Looking for a history of Transmeta: not just the chip design (Crusoe & Efficeon) but also how they got there, what the original ideas were and what drove them towards VLIW.
I am not looking for a rant about the failures of VLIW but an understanding of the design decisions made at the time and why they thought they were correct.
@bhtooefr that is what I was wondering but, unless I remember wrongly, a substantial part of the Moscow Center was eventually employed by Intel so Transmeta as an offshoot sounded wrong.
@cynicalsecurity @bhtooefr My understanding was that Transmeta's problems weren't really technical in nature, but that they were trying to compete with Intel itself and a bunch of other chip companies with their own fabs, so there wasn't really room for an IP-only company in the x86 space. Is that wrong?
@seanl @cynicalsecurity I'd argue that it's perfectly fine to be IP-only in the x86 space - VIA pulled it off, after all, and AMD is doing it now.
Transmeta's problems were really two-fold.
There was a huge gap in the x86 market of low power, moderate performance - Intel had nothing, AMD and VIA had low power, low performance parts. However, once demand became apparent, Intel could push down into that space.
And, Intel basically paid Transmeta to leave the market.
@cynicalsecurity @seanl As I understand it, Transmeta sued Intel for violating power management patents (a proven strategy - VIA sued Intel for violating Centaur's power management patents almost immediately after buying Centaur, to extract an x86 and chipset license from Intel), Intel countersued for x86 patent violations.
Then, the settlement basically involved Intel paying Transmeta, and Transmeta agreeing to stop making x86 processors.

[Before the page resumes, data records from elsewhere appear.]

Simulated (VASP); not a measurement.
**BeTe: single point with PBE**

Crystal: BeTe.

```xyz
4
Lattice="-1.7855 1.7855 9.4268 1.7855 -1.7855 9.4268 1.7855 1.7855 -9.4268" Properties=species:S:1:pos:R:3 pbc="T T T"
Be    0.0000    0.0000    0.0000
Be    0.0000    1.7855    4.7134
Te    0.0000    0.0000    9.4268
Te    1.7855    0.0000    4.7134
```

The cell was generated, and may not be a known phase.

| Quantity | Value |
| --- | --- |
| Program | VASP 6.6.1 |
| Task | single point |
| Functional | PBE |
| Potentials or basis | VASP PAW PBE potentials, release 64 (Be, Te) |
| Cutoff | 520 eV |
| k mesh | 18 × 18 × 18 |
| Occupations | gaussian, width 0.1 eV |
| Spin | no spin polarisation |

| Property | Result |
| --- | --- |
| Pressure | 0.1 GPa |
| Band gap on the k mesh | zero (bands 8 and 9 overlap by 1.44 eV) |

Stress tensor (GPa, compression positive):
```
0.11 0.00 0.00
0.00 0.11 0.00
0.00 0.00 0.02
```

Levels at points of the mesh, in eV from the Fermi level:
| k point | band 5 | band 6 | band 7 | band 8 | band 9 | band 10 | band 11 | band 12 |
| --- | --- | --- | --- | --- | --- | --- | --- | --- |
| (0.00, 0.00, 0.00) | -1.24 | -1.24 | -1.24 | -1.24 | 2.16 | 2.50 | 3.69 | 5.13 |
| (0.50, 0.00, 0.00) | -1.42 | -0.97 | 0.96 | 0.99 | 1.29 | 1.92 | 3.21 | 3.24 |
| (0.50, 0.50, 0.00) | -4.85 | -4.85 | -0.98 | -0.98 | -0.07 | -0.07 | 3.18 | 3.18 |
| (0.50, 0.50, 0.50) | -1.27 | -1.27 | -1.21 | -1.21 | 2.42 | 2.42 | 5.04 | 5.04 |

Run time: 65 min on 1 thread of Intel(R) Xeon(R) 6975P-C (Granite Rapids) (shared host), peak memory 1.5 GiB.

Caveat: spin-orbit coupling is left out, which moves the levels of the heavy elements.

@seanl @bhtooefr to be perfectly honest I am rather more interested on its origin and the thinking around the design decisions. I have vague recollections of Transmeta’s
end as it attempted to transform itself into a pure IP company (like Arm, of course).
Transmeta did have several low-power design wins: I played with a Fujitsu and a Compaq back in the days. Battery life compared very favourably to Intel-based designs.
@cynicalsecurity My understanding is that it was an offshoot of the work that Moscow Center for SPARC Technologies was doing with the Elbrus VLIW architectures - that might be a path to look at.